It is hard to imagine that Gardner had ever read much of St. Augustine, or even of C.S. Lewis, who once noted that according to Augustine sex would have been even better had Adam not fallen. Thus in Augustine’s City of God, book 14, chapter 23, Augustine wrote, “If there had been no sin, marriage would have been worthy of the happiness of paradise, and would have given birth to children to be loved, and yet would not have given rise to any lust to be ashamed of”. The idea that sex itself was sinful found no place in the Church, especially in the East. In fact the notion that sex was sinful was condemned by the Council of Gangra in the fourth century. (And—by the way—Augustine did not teach that sex was the vehicle for the transmission of original sin, but that the concupiscence now accompanying it was.) A book which ignores and distorts the historical teaching of the Church is at best incomplete in its attempt to present timeless Biblical wisdom.

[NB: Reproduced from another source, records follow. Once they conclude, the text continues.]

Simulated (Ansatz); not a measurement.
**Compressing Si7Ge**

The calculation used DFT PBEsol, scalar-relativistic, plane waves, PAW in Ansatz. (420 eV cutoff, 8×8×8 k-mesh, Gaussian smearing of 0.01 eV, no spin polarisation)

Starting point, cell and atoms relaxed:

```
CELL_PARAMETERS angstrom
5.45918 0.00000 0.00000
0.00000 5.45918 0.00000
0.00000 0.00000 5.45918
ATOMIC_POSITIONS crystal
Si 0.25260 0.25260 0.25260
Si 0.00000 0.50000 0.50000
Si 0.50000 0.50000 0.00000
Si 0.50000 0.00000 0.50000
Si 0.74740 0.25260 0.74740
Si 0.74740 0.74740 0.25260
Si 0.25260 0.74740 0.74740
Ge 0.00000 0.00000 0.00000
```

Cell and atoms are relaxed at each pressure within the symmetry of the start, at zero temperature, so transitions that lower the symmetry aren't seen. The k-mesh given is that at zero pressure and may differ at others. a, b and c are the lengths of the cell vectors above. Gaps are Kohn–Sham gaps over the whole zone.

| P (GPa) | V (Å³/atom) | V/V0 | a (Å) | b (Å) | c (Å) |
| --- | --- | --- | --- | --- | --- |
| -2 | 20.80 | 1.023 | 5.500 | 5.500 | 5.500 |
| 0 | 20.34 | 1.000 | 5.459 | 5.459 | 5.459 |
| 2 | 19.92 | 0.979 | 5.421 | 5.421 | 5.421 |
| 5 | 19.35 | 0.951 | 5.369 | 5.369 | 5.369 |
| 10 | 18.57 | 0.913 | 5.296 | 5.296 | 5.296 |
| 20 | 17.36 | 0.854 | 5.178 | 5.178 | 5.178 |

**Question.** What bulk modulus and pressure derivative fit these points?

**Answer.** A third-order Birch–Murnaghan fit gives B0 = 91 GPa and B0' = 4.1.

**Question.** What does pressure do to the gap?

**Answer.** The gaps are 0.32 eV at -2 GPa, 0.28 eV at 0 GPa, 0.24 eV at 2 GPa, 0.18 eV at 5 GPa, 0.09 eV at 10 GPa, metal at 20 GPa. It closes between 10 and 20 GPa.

I note too that a certain Biblical fundamentalism accompanied the work throughout, though given the popular and chatty nature of the book it was hard to discern how many of his Biblical expositions were intended to be strictly exegetical and how many were being handled with a preacher’s rhetorical freedom. Thus we note that commenting on the creation of Eve and her presentation to Adam, Gardner writes, “It’s helpful to remember that he’d [i.e. Adam] just watched a long parade of warthogs, hippos, orangutans, and every other type of creature walking past—and they all had dates. Now, feeling very much alone, he awoke to find not another furry, four-footed mammal, but a woman—a ravishing, delightful, completely naked woman. Now, how do you think he reacted?”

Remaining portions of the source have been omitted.